I read this book when I was a kid about a Viking who was cursed with superpowers by an Irish monk, which I thought was the coolest thing ever at that age, but for the life of me I can't remember the book's name or who wrote it.

For the first half of the book he's going around doing typical superhero stuff, like helping people and fighting his enemies with his super strength, flight, invulnerability, etc. But as the book progresses his powers start to get more extreme, like he can cause earthquakes and breathe fire and stuff. His physical form starts to change as well. He gradually becomes less humanoid, until the final few chapters where he's just a writhing blob of bone and muscle. His friends bind him in chains and throw him into a well until they need his powers for something. And I'm not kidding, it goes on for three chapters just describing his constant agony and sadness while he's at the bottom of the well. It went over my head a little back then, but I think he went through the five stages of grief.
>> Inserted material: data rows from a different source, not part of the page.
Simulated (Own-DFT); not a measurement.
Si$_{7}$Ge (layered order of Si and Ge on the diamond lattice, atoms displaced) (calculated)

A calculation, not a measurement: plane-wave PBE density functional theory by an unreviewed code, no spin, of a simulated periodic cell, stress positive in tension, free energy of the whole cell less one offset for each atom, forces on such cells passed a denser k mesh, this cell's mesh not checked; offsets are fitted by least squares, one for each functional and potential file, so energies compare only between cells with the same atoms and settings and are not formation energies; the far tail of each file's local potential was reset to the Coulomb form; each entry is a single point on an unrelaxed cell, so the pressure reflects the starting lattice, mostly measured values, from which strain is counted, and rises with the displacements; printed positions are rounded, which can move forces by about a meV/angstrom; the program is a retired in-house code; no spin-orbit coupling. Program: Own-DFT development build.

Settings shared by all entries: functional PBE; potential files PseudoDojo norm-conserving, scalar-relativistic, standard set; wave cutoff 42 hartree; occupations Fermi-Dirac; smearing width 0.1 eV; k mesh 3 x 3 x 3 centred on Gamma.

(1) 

Then, one day, he hears what he recognises as the sounds of battle, but nobody lifts him. He can hear his friends being butchered and his village being burned, and he starts to cry. The enemy just think it's a cow trapped in the well or something and they decide to board it up. In the final chapter, he starts to grieve over everything he's lost, but then remembers that, in the end, his friends and family all hated him and thought he was grotesque. He resolves to just stay there and wait for death, but as the book ends, he realises that he probably can't die.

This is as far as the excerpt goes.